And yes, good times were certainly had as The Book of Man travelled to Barcelona to find out more about the brand and its origins. We met the brothers, led by CEO Alex, in the hip Poblenou neighbourhood of the city, a former industrial region that over the last years has been transformed into start-up central. It has the vibe of a warmer (in every sense), less nauseating Shoreditch, where the cool crowd gather to drink, be incredibly good looking, and work a bit on the side too. It is the home for El Bandarra’s new HQ – not yet opened but we can confirm the fireman’s pole inside it works – and is a sign of intent that the brand’s hijinks are underpinned be serious business.
At a café bar called El Capo, Alex ‘showed’ us around their full range while telling us about the local culture. El Bandarra predominantly produces vermouth, a Rojo, Blanco and Rose, all of which are quite unbelievably rich on the tongue and immensely drinkable. The Vermouth Hour (“more like 3 hours,” Alex said, “this being Spain.”), usually takes place around 5 or 6pm, and involves a few glasses of the good stuff, along with tapas; actual dinner is usually around 10pm at the earliest here. Yes, this is why English folk turning up to eat tea at 5.30pm (UK time) always have restaurants to themselves and are regarded as subhuman freaks by the waiters. But we digress…Alex also properly introduced to the star of the drinks show, and the reason we’re all here: the El Bandarra Al Fresco.

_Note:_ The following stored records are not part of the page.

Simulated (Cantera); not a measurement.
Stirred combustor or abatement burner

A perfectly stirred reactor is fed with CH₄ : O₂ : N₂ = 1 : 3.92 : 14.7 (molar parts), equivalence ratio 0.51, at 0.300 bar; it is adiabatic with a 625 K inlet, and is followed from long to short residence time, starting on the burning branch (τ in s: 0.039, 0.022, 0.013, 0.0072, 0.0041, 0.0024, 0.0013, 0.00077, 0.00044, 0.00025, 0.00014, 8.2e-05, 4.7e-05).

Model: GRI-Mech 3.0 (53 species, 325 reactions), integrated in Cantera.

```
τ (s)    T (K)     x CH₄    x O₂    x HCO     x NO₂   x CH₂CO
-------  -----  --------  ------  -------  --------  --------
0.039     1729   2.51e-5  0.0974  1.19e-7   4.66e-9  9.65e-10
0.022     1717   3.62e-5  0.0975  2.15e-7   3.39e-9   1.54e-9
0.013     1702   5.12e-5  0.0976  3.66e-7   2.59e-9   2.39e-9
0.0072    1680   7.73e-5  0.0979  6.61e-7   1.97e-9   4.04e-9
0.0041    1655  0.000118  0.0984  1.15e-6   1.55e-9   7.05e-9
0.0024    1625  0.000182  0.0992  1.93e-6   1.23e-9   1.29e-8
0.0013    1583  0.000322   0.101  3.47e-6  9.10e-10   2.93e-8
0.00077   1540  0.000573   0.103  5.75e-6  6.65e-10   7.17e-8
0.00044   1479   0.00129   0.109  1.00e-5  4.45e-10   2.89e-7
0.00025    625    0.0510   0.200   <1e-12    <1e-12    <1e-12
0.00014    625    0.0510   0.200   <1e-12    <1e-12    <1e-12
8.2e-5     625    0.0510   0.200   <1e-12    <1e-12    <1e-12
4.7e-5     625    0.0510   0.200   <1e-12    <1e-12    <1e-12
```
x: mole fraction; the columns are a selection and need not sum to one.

This aperitivo has already made a splash in the UK in the form of the Bandarra Spritz, which is Al Fresco, Cava, Soda water ice and grapefruit garnish. Trust us, this is the cocktail you need to break out of your G&T rut. Bittersweet botanical heaven.
As we settled into the taste and sights of this most loveable of European cities, Alex explained to the invited group that he and his brother took over the family’s wine business in 2012, and immediately began transforming it. The struggling Catalonia-focused bulk wine business suddenly had a new attitude, right from the start: “We told my father and my uncle that we wanted to do a bottle with 67 insults on it.”
El Bandarra as a brand, with this cheeky sensibility at the centre, was born in 2014: “The trend of vermouth was just starting at that moment. Now there’s a lot of vermouth bars in Spain but not then. We started in the first two years seeding the brand in Catalonia, but communicating in a different way. Vermouths are very classic, and a bit boring in our competitors. Our first bottling was in September 2014, which was the same recipe our grandparents were selling in bulk, but we rebottled it and sold it in a different way.”
Often their posters would feature the brothers in some degree of nudity, showing that while tradition was important, so was fun. And it was such a hit that two years later they sold a portion of the business and started up a new collection of wineries in Spain, called ‘Democratic Wines’. It’s intention: to make wine fun, easy and accessible to the people. And to take on the dominance of the big beer brands that rule Spain with something closer to traditions and spirit of Catalans.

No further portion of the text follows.